Important tricks to create Draw.io diagrams programmatically with CSV format

Throughout the years, I have seen short programs exporting dependencies from POM files into visual diagrams. A few of them are in 3D and it looks pretty cool… but it is not very helpful. Most of the projects I have worked on have too many dependencies to be viewable in a diagram format. Lately, I have written a short program to export those dependencies and modules in a csv format importable by draw.io. I added filters to remove dependencies that are not useful. This post is about how I had to deal with the draw.io format to accomplish that task.
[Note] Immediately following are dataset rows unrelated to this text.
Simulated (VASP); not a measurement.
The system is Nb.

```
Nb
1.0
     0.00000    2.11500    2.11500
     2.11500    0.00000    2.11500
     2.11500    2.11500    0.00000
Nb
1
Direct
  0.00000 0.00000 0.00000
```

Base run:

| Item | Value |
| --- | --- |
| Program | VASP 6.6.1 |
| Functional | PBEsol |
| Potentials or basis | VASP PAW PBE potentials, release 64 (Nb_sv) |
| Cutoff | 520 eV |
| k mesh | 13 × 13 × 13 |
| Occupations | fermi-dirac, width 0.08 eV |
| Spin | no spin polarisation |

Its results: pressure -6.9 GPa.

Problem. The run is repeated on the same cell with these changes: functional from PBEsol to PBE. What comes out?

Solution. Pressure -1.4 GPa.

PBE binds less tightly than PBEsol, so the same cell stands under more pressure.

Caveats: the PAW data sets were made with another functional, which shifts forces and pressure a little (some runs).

The official documentation is here: https://about.draw.io/automatically-create-draw-io-diagrams-from-csv-files/

Draw.io provides a template with instructions that you can find under Arrange -> Insert -> CSV:

You can change the info you want to display as well as the styles of the boxes and arrows. You can find examples here: https://about.draw.io/import-from-csv-to-drawio/

First trick: To figure out what style what I wanted, I used draw.io’s UI to set it up usng “edit style” and copied/pasted the style in the csv content.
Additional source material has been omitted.